Exercise 7.20 of blue Rudin (Principles of Mathematical Analysis), 3rd edition, says:
If $f$ is continuous on $[0,1]$ and if $\int_0^1f(x)x^n\,dx = 0, (n=0,1,2,\ldots),$ prove that $f(x)=0$ on $[0,1].$
One proof: Let $\{p_n\}$ be a sequence of polynomials uniformly approximating $f.$ Then $p_nf\rightarrow f^2$ uniformly too. Then $\lim_{n\to\infty}\int_0^1p_n(x)f(x)\,dx = 0 = \int_0^1f^2(x)\,dx,$ since we can interchange the integral and the limit. Since $f^2$ is continuous, we have $f^2=0$ and thus $f=0$ too.

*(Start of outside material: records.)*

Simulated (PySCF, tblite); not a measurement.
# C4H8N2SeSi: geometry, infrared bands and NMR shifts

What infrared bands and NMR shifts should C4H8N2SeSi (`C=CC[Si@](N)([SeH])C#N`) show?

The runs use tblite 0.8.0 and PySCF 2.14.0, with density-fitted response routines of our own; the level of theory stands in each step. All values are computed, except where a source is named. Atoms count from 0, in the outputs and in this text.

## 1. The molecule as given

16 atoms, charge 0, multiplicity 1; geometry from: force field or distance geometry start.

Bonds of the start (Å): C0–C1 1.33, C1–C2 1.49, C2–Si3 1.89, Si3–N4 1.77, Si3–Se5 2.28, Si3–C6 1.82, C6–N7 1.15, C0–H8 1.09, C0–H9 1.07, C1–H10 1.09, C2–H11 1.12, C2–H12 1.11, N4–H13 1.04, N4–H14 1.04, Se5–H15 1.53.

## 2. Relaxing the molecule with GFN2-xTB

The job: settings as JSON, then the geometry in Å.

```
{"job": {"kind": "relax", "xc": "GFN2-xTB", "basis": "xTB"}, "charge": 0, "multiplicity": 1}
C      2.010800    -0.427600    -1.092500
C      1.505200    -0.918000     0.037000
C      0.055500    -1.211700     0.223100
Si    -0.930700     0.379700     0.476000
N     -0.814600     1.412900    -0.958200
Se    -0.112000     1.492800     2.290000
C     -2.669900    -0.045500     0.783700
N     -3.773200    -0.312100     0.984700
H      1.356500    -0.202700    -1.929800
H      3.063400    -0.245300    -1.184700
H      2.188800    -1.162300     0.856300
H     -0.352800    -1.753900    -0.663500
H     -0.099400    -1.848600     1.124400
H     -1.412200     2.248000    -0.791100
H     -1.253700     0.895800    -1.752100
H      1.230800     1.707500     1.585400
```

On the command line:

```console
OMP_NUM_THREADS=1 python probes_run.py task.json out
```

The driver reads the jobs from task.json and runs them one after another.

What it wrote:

Now, my question is if we drop the assumption that $\int_0^1f(x)\,dx = 0,$ does the result still hold? Slightly rephrased,
If $f$ is continuous on $[0,1]$ and satisfies $\int_0^1f(x)x^n\,dx = 0, (n=1,2,3,\ldots),$ is $f=0$ on $[0,1]?$
If $f(0) = 0$ then this is true. In this case, extend $f$ to an odd function on $[-1,1].$ Take a sequence of polynomials $\{q_n\}$ uniformly approximating $f.$ Then the sequence ${\frac{q_n(x)-q_n(-x)}{2}}$ is an approximation of $f$ without a constant term, and we can apply the same trick as above.
So,we only need to look at the case when $f(0)\neq 0.$ Does anyone know a proof, or have a counterexample to this generalized statement?